My initial thought is to try to find out what address(es) is/are being corrupted, presumably it's somewhere in apply itself or in value it's moving into a register? Then maybe I could set a watch on that address, assuming it's stable, when the program is starting, and see if the corruption happens at runtime prior to the crash or maybe that it's already present when the library is loading?

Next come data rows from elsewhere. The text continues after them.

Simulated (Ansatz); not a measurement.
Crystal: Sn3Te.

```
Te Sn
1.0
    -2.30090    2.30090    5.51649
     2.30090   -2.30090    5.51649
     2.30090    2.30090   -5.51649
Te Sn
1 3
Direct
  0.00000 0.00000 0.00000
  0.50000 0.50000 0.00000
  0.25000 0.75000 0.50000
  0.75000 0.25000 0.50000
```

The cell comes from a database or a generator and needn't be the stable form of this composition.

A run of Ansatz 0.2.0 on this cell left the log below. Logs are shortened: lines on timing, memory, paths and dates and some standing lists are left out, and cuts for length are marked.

Re: OpenMW 2023.04.10: crash on startup

Posted: 28 Apr 2023, 19:36
by krogg
psi29a wrote: 18 Apr 2023, 12:45 Normally the git revision is listed in the launcher. But you can see that by running `git rev-parse HEAD`
Not sure what is meant by launcher?
I didn't know about that command. That's new. Thank you. Reading more, I discovered that it won't work this time because the first thing I do after fetching from git is to remove the porky .git directory. :o
Interesting... have you tried one of our flatpak RCs or generic linux builds? Just to first validate if they crash too?
Flatpaks have never worked (at least for me) in LFS. I expect there are non-obvious hidden dependencies. I may have better luck with a "generic linux build," assuming it's some sort of already compiled binary?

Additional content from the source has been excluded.